I am trying to understand how the Moore spectrum is constructed. And in reading Foundations of Stable Homotopy Theory by David Barnes and Constanze Roitzheim, I see that in example 8.4.7 (pg 340) they show how to construct the Moore spectrum. The construction goes something like this:

Let $G$ be an abelian group. Assume that $G$ is obtained by the following short exact sequence: $$0 \to F_2 \xrightarrow{\rho} F_1 \to G \to 0$$ where $F_2$ is the free group on the set $I_2$ and $F_1$ is the free group on the set $I_1$. The set $I_1$ is a generating set of $G$ and $\rho(I_2)$ is the corresponding set of relations. No issues here since we can always find a group presentation.

Next we construct a cofiber sequence: $$\bigvee_{I_2} \mathbb{S} \xrightarrow{r}\bigvee_{I_1}\mathbb{S} \to M(G)$$ where $\pi_0 (r)=\rho$.
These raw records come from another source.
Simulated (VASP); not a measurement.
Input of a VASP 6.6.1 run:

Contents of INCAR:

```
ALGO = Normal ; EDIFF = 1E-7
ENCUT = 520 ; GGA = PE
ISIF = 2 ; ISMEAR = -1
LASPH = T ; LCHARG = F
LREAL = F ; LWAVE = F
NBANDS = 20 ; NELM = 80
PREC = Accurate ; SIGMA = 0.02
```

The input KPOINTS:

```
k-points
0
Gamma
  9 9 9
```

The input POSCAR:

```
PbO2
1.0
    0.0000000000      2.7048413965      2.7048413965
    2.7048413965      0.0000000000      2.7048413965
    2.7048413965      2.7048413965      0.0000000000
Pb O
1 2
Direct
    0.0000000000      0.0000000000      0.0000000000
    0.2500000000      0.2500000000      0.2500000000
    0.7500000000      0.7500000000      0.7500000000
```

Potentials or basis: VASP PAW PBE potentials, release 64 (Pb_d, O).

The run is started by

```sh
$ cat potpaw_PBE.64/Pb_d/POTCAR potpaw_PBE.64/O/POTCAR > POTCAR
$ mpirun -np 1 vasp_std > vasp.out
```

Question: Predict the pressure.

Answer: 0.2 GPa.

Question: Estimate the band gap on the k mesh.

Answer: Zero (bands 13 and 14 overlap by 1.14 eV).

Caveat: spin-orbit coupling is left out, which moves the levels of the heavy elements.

Now I can see that $F_2=\bigoplus_{I_2} \mathbb{Z}$, $F_1=\bigoplus_{I_1} \mathbb{Z}$ and since $\pi_0(\mathbb{S})=\mathbb{Z}$ and $\pi_0$ preserves coproducts, I can see that $\rho$ sits between the following: $$\pi_0\left(\bigvee_{I_2} \mathbb{S}\right) \xrightarrow{\rho} \pi_0\left(\bigvee_{I_1}\mathbb{S}\right)$$.

I don't however see that such an $r$ ought to exist such that $\pi_0(r)=\rho$. Why can we do this?